The overseas wealth of several relatives of senior Chinese leaders has come to light in an International Consortium of Investigative Journalists (ICIJ) report part of the analysis of a consortium of media outlets on more than 11 million documents leaked from the Panamanian law firm Mossack Fonseca being called the Panama Papers. According to the report, the family members of eight current or former members of the Politburo Standing Committee of the Chinese Communist Party, including a brother-in-law of President Xi Jinping, have “secret offshore companies.” Several prominent Chinese businesspeople were also named in the report. —The Editors


Tuesday, April 5, 2016 – 5:59pm

China’s guanxi economy comes into sharper focus step by step. We knew about Xi Jinping’s wealthy brother-in-law from Michael Forsythe’s reporting for Bloomberg; and about the wealth amassed by descendants of the P.R.C. founders from a team Bloomberg report; and about the wealthy wife of former Chinese premier Wen Jiabao from a report by David Barboza in The New York Times. The Panama Papers add more names to the list and give us new information about how the Red Aristocracy plays its money games, while still leaving a lot of questions unanswered.

We can see more clearly that smart officials do not take the money themselves. Those who did, like former security chief Zhou Yongkang and former military leader Xu Caihou, have been falling victim to Xi Jinping’s anti-corruption campaign. But it seems to be okay under Beijing’s rules of the game for a high official’s relatives to get rich. By that standard, Xi Jinping is deemed to be clean. We don’t know whether some of these relatives made their money by hard work and smart thinking. But the more cases were learn about, the harder it is to believe that this is usually the case. We need to learn more about what must be the numerous ways in which access produces money. The furtive behavior revealed in these documents suggests that even when such behavior is legal, it is still considered shameful.

As well, the Panama Papers tell us more about the one-foot-in, one-foot-out strategies of politically connected Chinese families. With their connections, they should be able to earn much higher rates of return in the go-go parts of China’s economy than in the strait-laced West, but still they send relatives and assets overseas. They don’t feel secure at home, but what exactly do they fear? Is it political strife within the regime, or the fragility of the regime itself?

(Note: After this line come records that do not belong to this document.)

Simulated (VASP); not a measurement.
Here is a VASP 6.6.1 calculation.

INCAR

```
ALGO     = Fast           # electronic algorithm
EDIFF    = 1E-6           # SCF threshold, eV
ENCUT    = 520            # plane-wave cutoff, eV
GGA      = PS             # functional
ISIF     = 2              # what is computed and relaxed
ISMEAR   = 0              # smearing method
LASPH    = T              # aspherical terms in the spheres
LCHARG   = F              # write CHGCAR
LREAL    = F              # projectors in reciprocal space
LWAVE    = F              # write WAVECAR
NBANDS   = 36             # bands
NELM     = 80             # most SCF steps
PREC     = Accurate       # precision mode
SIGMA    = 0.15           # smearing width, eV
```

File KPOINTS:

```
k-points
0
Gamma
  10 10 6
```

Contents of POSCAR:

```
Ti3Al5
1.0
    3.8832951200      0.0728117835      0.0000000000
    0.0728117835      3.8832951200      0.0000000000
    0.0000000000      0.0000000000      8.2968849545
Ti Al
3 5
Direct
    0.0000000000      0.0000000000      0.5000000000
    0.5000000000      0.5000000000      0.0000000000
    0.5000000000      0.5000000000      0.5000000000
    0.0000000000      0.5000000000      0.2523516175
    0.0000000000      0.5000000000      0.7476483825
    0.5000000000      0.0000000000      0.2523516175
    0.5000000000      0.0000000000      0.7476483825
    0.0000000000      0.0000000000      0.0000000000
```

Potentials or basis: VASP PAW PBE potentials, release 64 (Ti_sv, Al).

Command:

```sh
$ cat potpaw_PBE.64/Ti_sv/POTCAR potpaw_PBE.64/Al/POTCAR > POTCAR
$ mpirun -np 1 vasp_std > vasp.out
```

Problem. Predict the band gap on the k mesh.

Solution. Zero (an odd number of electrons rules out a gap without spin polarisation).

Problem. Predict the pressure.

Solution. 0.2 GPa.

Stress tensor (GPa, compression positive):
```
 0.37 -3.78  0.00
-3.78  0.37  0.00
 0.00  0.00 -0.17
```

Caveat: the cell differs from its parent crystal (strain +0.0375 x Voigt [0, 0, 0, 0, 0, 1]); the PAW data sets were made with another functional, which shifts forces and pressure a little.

When corruption started to sprout in China in the early 1980s, Deng Xiaoping defended his policy of opening to the West by saying, “If you open the window, some flies will get in.” Today it is hard to blame Chinese corruption on Western influence. The behavior revealed in these papers is the structural product of the Chinese system of power concentration and information control.

The China revelations in this leak so far do not seem to contain any huge bombshells, but Beijing’s blanket censorship of the Panama Papers crudely highlights the sensitivity and perceived dangers of the current and likely future disclosures. As usual, control is paramount for the Party and the C.C.P. is determined to wage its corruption crackdown on its terms rather than allow the Party’s agenda and target list to be determined by foreign media or activists outside the Party system. So of course there is censorship, but in the background I will wager that Wang Qishan and the CCDI are trying to pore over any of the documents they can obtain to add to dossiers on senior officials and their families to find any useful information.

I would be surprised, though, if the relevant authorities in Beijing were not aware of much of what has been exposed, and probably much more that is not public. For example, Xi Jinping’s brother-in-law, Deng Jiagui, has two offshore firms exposed by this leak, but these two were dormant by the time Xi became General Secretary, consistent with the 2014 reporting of The New York Times’ Mike Forsythe that “As China’s Leader Fights Graft, His Relatives Shed Assets.” What these new documents do not tell us is what if anything was in these companies before dormancy, or whether any assets they may have held were truly “divested” or simply transferred to a trusted friend, or “white glove” (bai shoutao, 白手套), to hold behind another layer of more impenetrable corporate secrecy.

The United States tax authorities at the Internal Revenue Service should be paying attention to the disclosures related to the Chinese-controlled companies, as there is a decent chance some of the beneficial owners are U.S. citizens or green card holders. U.S. citizens (and I believe green card holders as well) are required to file an annual Form 5471 with the I.R.S. detailing their holdings. How many actually do so, and could these papers be an entry point for the U.S. government to use tax evasion to investigate some of these people?